BUT, BUT, BUT - CONSIDER THE BIGGER PICTURE:
Picking up 24 seats to win control of the House will still be very hard for Democrats. Despite all the national help Ossoff got, he only outperformed Hillary by about 1 point in the district.
"To win back the House, coming close won't be enough," National Journal political editor Josh Kraushaar wroted Wednesday. "Republicans were able to use their traditional playbook (to force a runoff), painting Ossoff as a down-the-line liberal to stunt his momentum. If that strategy works in the midterms, they'll be well-positioned to hold their House majority. Democrats need to win these types of diverse, affluent Republican districts to regain control of the lower chamber. . . . All told, it doesn't look as if many typical Republican voters
• even those who don't care for Trump
• were inclined to vote for a Democrat to send a message. . .

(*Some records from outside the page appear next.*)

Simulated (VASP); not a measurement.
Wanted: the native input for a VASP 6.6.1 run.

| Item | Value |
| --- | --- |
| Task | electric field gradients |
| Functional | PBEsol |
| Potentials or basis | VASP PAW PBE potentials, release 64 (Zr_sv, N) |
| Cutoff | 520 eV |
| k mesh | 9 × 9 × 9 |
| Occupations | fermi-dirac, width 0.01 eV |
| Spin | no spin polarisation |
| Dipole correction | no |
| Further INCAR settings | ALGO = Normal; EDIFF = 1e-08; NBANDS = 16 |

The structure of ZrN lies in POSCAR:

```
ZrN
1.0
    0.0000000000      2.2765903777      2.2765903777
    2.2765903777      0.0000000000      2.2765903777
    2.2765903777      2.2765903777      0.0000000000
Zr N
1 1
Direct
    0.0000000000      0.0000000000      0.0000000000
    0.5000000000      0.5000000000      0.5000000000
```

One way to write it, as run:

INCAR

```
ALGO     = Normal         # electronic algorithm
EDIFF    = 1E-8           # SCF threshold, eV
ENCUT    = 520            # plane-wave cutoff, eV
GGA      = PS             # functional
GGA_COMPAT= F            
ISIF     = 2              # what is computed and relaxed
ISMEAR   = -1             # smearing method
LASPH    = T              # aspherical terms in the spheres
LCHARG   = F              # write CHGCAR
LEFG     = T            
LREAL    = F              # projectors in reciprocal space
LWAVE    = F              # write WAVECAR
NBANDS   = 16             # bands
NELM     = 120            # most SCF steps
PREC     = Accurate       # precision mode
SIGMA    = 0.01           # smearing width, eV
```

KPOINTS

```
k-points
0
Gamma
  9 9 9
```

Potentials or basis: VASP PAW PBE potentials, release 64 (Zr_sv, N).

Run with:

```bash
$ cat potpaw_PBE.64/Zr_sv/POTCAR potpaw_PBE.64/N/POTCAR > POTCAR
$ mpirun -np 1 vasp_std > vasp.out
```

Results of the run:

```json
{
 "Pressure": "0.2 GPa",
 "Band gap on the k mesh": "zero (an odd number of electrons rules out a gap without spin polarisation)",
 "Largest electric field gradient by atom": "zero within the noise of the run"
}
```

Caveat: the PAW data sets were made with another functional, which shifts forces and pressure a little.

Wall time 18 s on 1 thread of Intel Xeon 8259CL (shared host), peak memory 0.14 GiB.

"If there's anything that should concern Democrats, it's that they know what they're against but not what they're for," he added. "They've mastered the art of mobilization in the age of Trump, but are still struggling to persuade winnable voters. Ossoff's campaign ads struck all the right notes, portraying him as a fiscal conservative and a pragmatist who's tough on national security. But on the stump, Ossoff never really articulated much beyond bland Democratic talking points. With their pumped-up base, Democrats should have a productive midterm election. But to capture a House majority, they'll need to pick off Republican-friendly seats with candidates who can reassure GOP-leaning voters with a moderate message. Balancing the energy of the progressive activists with that sort of pragmatism won't be an easy task."
TAKING THE LONG VIEW:
• Doug Sosnik, who served as Bill Clinton's White House political director, believes Democrats are unlikely to win control of the House next year. Barring a complete Trump meltdown, the Democratic strategist thinks that the path is just too tough because the last round of redistricting was so effectively controlled by Republicans in many states.
The way he sees it, the significance of the 2017-18 cycle is largely about the 2020 presidential campaign and, as importantly, political power in the next decade surrounding reapportionment and redistricting.
The GOP's performance in the 2010 midterm election positioned the party to dominate in the House for the entire decade. Consider that, in 2012, Republicans controlled the chamber despite getting 1.2 million fewer overall votes across all the House races. That's how important it is to be able to draw the lines.This also helps explain why there has been a steady decline in true swing seats since the 1990's. Red districts have gotten redder and blue districts bluer. There are fewer and fewer split districts.
Most of the tea party incumbents are unlikely to lose, so the action is going to be more in the moderate districts. House races still matter, of course. How many seats the Democrats gain will affect Trump's ability to govern. That will impact whether he can hold the White House in 2020.
• Here are a few other notable takeaways: Due to the nature of the states with elections in 2018, Sosnik also thinks the Democrats are unlikely to take back the Senate for the rest of the decade. Again, barring a complete Republican meltdown.
Governors who win in 2018 will likely drive the redistricting process across the country. There are 38 governors races this cycle. Half are in open seats. There are contests in nine of the country's 10 largest states. The outcome in these races will go a long way in determining who is in charge until the end of the 2020s.
History says that the party out of power should be highly motivated and do well. There seems to be signs of that now, but is it real? The greatest single question mark, which no one got right in 2016, is who is going to vote. That is even more difficult to predict in an off-year election. An under-appreciated early warning sign will be mayoral races.